Tokyo Cut Out Its Ocean Heart for the Olympics

The loss of the old Tsukiji Fish Market is a national tragedy

Paul Greenberg
7 min readAug 1, 2021


A skilled fish cutter at the now demolished Tuskiji fish market takes on a tuna loin (photo by Paul Greenberg)

Tokyo, you have cut out your ocean heart as we in New York have cut out ours. You should have taken a moment to pause before you demolished a market with a long and illustrious past. You should have paused and considered the ocean and the fishermen who harvest its treasures and the difficult future they are facing.

These thoughts drifted up in my mind as I watched a dispirited Olympics, devoid of crowds and sound-tracked by automated cheers. They came to me after a decade of looking into the troubled history of fisheries in my own country. My home city of Manhattan has lost both its world class fish market and much of its local fishing fleet. We are poorer because of it. And now Japan is too.

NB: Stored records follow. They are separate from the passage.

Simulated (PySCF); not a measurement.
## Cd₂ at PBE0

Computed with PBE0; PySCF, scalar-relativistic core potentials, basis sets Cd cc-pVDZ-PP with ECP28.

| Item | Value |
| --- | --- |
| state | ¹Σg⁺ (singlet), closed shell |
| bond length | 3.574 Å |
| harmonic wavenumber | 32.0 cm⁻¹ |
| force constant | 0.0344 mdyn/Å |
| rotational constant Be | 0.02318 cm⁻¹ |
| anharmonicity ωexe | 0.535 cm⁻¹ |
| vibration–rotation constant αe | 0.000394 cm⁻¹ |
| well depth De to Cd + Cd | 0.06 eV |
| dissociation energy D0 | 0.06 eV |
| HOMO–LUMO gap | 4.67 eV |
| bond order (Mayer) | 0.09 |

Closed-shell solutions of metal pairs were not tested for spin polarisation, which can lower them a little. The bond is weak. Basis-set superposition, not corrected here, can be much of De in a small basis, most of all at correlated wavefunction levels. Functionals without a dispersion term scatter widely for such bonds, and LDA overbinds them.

I first came to know about New York’s version of Tsukiji a little over a decade ago when I moved to the far southern end of the island of Manhattan. On the first morning in my new home I rose early and set out to explore the neighborhood. Just past Water Street the feel of the neighborhood started to change and the ghost of a former incarnation started to reveal itself. Finally I reached a metal warehouse built during the 1930s. Weeping with water stains, it bore a straightforward, working person’s declaration of purpose on its façade:

Fulton Fish Market · City of New York · Department of Markets

I had happened upon what had once been a seafood market even more famous than Tsukiji. But in 2005, nobody seemed to care that it still existed. Once upon a time the Fulton Fish Market was the primary point of entry for nearly every piece of seafood New Yorkers ate.

New York’s now abandoned Fulton Fish Market (photo by Paul Greenberg)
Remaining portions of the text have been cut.